Complexity: Constant.

https://en.cppreference.com/w/cpp/container/list/pop_front

A good start, but std::forward_list does not have anything to "insert at the end". So we will ignore it here.

std::list have.

Complexity: Constant.

https://en.cppreference.com/w/cpp/container/list/push_back

And luckily, std::list also have "remove from the middle" and with constant complexity.

Complexity: Constant.

https://en.cppreference.com/w/cpp/container/list/erase

So I think we have a winner here. We will use std::list. The questions boil down now to how we are going to use this. We can start as simple as possible. We will store just the keys.

We start including the "std::list" header.

#include <list>

And we define the "lru" field inside our class.

class LRUCache
{
public:
 ...
private:
    std::unordered_map<int, int> items;
    std::list<int> lru;
};

Now we create a private method "update_iterator" that updates the "record" struct and remove the key from the std::list.

But we have a problem. How do we find the key inside the std::list, it does not have O(1) search by value. And linearly searching the key inside the list is out of the question.

So we need a map, that allows O(1) in search by key. Our luck is that we already have one. We can extend the value of our std::unordered_map to tell us where the key is inside the std::list.

We all know that when we want to "point" to something inside containers we need to use iterators. In this case we need std::list::iterator. To avoid typing this much we will use a trick.

class LRUCache
{
public:
...
private:
    std::list<int> lru;
    struct record
    {
        int value;
        decltype(lru)::iterator it;
    };
    std::unordered_map<int, record> items;
};

"decltype" allows me to reference the type of a variable. In this case, even if we change the type of "lru" we just need an internal type named "iterator". I also create an internal and private type record because it gives me more evident names than std::tuple.

A fair warning before we continue. We should be careful when storing pointers, references and iterators. In this case, we are assuming that the function that we are gonna use on the std::list does not invalidate the iterators. Let us check.

References and iterators to the erased elements are invalidated. Other references and iterators are not affected.

https://en.cppreference.com/w/cpp/container/list/erase

No iterators or references are invalidated.

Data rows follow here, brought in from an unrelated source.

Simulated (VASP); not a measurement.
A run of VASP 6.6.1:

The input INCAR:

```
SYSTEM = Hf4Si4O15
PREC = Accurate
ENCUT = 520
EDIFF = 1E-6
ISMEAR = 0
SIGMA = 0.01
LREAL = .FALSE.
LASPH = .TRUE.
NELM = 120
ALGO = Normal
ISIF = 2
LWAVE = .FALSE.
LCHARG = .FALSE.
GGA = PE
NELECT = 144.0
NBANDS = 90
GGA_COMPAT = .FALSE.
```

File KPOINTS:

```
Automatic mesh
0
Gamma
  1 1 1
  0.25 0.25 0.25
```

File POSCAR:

https://en.cppreference.com/w/cpp/container/list/push_back

References and iterators to the erased element are invalidated.

https://en.cppreference.com/w/cpp/container/list/pop_front

So we are okay. Iterators to the elements continue to be valid after these operations. This does not necessarily happen with other collections. If you want/need this, you probably need to develop something custom.

Given that we are safe, we can fix the code we broke.

    LRUCache(size_t capacity = 1000) {}

    void put(int key, int value)
    {
        auto [it, inserted] = items.try_emplace(key, record{ value, lru.end() /*mock value need fix*/ });
        if (!inserted) {
            it->second.value = value;
        }
    }

    int get(int key)
    {
        auto it = items.find(key);
        if (it == items.end()) return -1;
        else return it->second.value;
    }

Okay. Now our code is compiling again. Our old tests are also passing. The problem is that we are now saving a fake iterator in the dictionary. We need to fix this now.

Our strategy is: if we are "putting" the key for the first time it does not exist in the std::unordered_map nor in the list. So if we inserted in the std::unordered_map we need to add it to the std::list.

We have a chicken-egg kind of problem here. We use "try_emplace" to see if we need to insert to the list, but we already passed the list iterator to the "try_emplace".

Our luck is that in this case we will move the key to end of the list. If is the first time we will just insert at the end. If we are updating a key we will also remove from the middle of the std::list.

So we are going to always insert the key at the end of the std::list. The problem is that the only method that "insert" and return the iterator to the inserted item is the "emplace" method.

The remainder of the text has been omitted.